Gather: Social Networking for the Magic: The Gathering Community
Magic: The Gathering (MTG) debuted as the first trading-card game in 1993 and was an instant hit. Nearly a quarter of a century later, the game boasts over 12 million players worldwide, with over 12,000 different cards published in 11 languages.
Learn more at magic.wizards.com.
Magic is a social game. As they say in the community, “it’s not about the Magic, it’s about the gathering.” So it is somewhat surprising that, although the community houses a robust and varied online presence, there is no existing social network for connecting players face-to-face. And despite Magic’s long-standing success, diversity remains an issue within the surrounding community.
Teens and young adults (approximately 13-35 years old) with an emphasis on attracting diverse user groups (i.e., women and minorities).
Gather: a social media hub for the MTG community. The app will include social services such as profile creation, friending, and messaging, location services for nearby card shops and places to play, upcoming events listings, and a searchable cards database including features like a deckbuilder and wishlist.
I conducted 8 interviews with a variety of potential users between the ages of 20-30 years old. Of these, three were male and five were female. Their experience with Magic ranged from “I’ve heard of it,” to “I’ve competed in tournaments.”

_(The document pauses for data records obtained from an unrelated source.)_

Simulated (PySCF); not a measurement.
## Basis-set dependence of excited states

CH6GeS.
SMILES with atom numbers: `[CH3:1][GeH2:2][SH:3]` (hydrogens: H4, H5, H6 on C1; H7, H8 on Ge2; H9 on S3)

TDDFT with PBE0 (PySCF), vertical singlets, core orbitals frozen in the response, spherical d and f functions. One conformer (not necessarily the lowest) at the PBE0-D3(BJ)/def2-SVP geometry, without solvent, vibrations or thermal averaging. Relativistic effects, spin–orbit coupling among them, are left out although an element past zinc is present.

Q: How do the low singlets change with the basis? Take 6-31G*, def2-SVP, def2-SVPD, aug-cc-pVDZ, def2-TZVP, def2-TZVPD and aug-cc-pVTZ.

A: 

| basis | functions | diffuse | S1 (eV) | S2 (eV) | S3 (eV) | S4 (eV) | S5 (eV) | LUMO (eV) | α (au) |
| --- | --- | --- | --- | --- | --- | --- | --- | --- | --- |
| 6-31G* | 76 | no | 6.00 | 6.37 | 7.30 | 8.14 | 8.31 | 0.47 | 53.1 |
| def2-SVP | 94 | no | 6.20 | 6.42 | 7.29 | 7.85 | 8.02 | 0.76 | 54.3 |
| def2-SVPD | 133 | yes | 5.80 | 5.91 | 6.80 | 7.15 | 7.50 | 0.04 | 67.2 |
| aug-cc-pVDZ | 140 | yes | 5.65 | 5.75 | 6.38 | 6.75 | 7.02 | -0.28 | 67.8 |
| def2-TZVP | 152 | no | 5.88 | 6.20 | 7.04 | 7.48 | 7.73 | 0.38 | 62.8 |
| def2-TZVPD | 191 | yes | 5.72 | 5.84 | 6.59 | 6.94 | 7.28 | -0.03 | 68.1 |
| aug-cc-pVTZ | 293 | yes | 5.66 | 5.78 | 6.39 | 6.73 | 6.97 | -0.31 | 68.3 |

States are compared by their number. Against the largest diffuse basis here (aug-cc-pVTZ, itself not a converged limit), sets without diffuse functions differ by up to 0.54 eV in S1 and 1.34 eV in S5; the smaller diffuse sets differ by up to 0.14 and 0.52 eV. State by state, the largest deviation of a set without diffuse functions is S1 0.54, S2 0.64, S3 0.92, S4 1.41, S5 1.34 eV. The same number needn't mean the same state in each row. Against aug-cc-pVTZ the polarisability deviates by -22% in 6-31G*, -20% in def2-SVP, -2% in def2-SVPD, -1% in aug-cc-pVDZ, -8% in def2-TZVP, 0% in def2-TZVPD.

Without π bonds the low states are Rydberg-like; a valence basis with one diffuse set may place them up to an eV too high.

Take a look at the results:
Based on the participants of the user interviews and research on the Magic: the Gathering community, two personas were developed to represent the target user group. One (Jesse) embodies the current user population and the other (Monica) characterizes new and potential users.
Next, a journey map was created to illustrate Monica's progeression through various touch-points during her interaction with the product. Although the map showcases an ideal journey, it also highlights potential pain-points at each step of the process.
To get an idea of the requirements for the deisgn process, the first step was to create a map of the application's information architecture.
Simple mock-ups were created of each landing-page. Here are just a few examples...
The branding drew heavily from the fonts and colors used by Wizards of the Cost for Magic's branding, for consistency.
I developed a semi-functional prototype using Adobe XD. Below are a few select pages from the original prototype, which would be modified after usability testing.
The tests were conducted remotely via UserTesting.com and consisted of:
- Think-aloud tasks
- Post-test interviews
- Screen- and voice-recorded feedback
View an example test here.
The Good: Users liked the concept of the app as a social media service for MTG players. They specifically liked the "easy-to-use navigation", "simple layout," location service, deck builder, image search, ability to connect with other social apps, and the in-app messaging function. Most users said they were highly likely to download the app and would recommend it to a friend.
The Bad: The biggest pain-point for users was confusion about how to use the in-app location services. Participants also noted that the social app connection feature should include a larger variety of social sites more common to the user-base (such as Discord and Reddit).